The point is that neither the nonprofit nor the DOI adequately acknowledged regional diversity issues or the resulting ethnic, racial, religious, or political tensions. Nor did either the nonprofit or the DOI take adequate care to ensure diversity within their own ranks. Intolerance and prejudice are the home turf of bullies, who thrive and breed in permissive environments and get worse the longer they are allowed to act out their urges unrestrained. I watched as a myopic complacency, if not a downright hostility toward diversity, within the nonprofit and the NPS, served to foster not just a hostile work environment, but a permissive environment in which all other forms of discrimination could take root and eventually be normalized. Yes, a starvation level of funding is a big part of the NPS staffing problem; however, the level of prejudice and employment discrimination that has slithered back into federal employment processes along with the current administration and the party that backs it is also a critical issue. Again, the NPS has ample access to a massive and eager national recruitment pool, including well-qualified minority and otherwise diverse candidates; they just don't want to hire them. They prefer vanilla.
Your comments have nothing to do with the backlog of hiring. The problem being addressed in the article is not diversity of new hires but being able to hire ANYONE...PERIOD! I work for another federal agency and the problem is the same. We have plenty of diversity in applicants but we can't hire! PERIOD. So, blaming the administration isn't solving any problems and is disingenuous. Please stick to the topic at hand, which is an HR issue.

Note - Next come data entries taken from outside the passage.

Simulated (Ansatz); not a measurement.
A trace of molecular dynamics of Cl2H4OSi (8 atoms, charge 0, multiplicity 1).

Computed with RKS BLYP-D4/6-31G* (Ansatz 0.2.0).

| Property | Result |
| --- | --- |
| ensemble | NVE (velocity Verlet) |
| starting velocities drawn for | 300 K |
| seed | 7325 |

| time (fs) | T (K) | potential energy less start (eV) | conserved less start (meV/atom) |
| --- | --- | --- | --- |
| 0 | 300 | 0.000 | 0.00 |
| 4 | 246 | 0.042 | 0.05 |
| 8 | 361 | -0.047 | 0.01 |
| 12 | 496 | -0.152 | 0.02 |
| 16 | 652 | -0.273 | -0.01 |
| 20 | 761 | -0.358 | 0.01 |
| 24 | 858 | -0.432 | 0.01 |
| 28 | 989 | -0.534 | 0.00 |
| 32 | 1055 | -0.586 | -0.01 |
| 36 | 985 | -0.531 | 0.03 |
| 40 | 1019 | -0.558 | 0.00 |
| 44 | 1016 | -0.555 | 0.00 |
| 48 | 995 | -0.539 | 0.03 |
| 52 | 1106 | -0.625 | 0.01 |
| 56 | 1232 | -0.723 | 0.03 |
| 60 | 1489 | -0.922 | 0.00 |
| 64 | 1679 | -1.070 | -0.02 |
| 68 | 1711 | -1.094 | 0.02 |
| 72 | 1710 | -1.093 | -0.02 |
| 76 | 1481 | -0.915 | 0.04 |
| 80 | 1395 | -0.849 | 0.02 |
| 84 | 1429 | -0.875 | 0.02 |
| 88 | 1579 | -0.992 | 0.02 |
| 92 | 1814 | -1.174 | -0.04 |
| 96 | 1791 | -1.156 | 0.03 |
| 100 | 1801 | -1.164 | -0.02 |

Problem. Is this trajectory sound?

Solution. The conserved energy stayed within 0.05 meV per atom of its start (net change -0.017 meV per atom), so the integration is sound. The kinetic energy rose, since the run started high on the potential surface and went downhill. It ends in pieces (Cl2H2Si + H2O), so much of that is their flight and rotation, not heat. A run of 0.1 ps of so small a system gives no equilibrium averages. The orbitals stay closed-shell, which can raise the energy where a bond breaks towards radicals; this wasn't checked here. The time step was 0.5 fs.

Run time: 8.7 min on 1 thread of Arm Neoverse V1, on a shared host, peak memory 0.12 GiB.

One of the biggest issues with the park service system is there is no job security or stability. There are very few "full-time" year round positions, and the rules about not being able to work two seasons a year in the same park is utter stupidity. Not very many people, especially young people, who want a career are going to want to deal with that nonsense for very long. The park service says it wants to attract highly qualified individuals, but it's going to continue to be difficult if they don't change their hiring rules. If a person does a great job and loves working for the Park Service wouldn't it make more sense to offer them a full-time position or a job for the next season instead of having to hire someone new? Besides being a rational way to do business with your employees, it would also cut down on the work HR has to do.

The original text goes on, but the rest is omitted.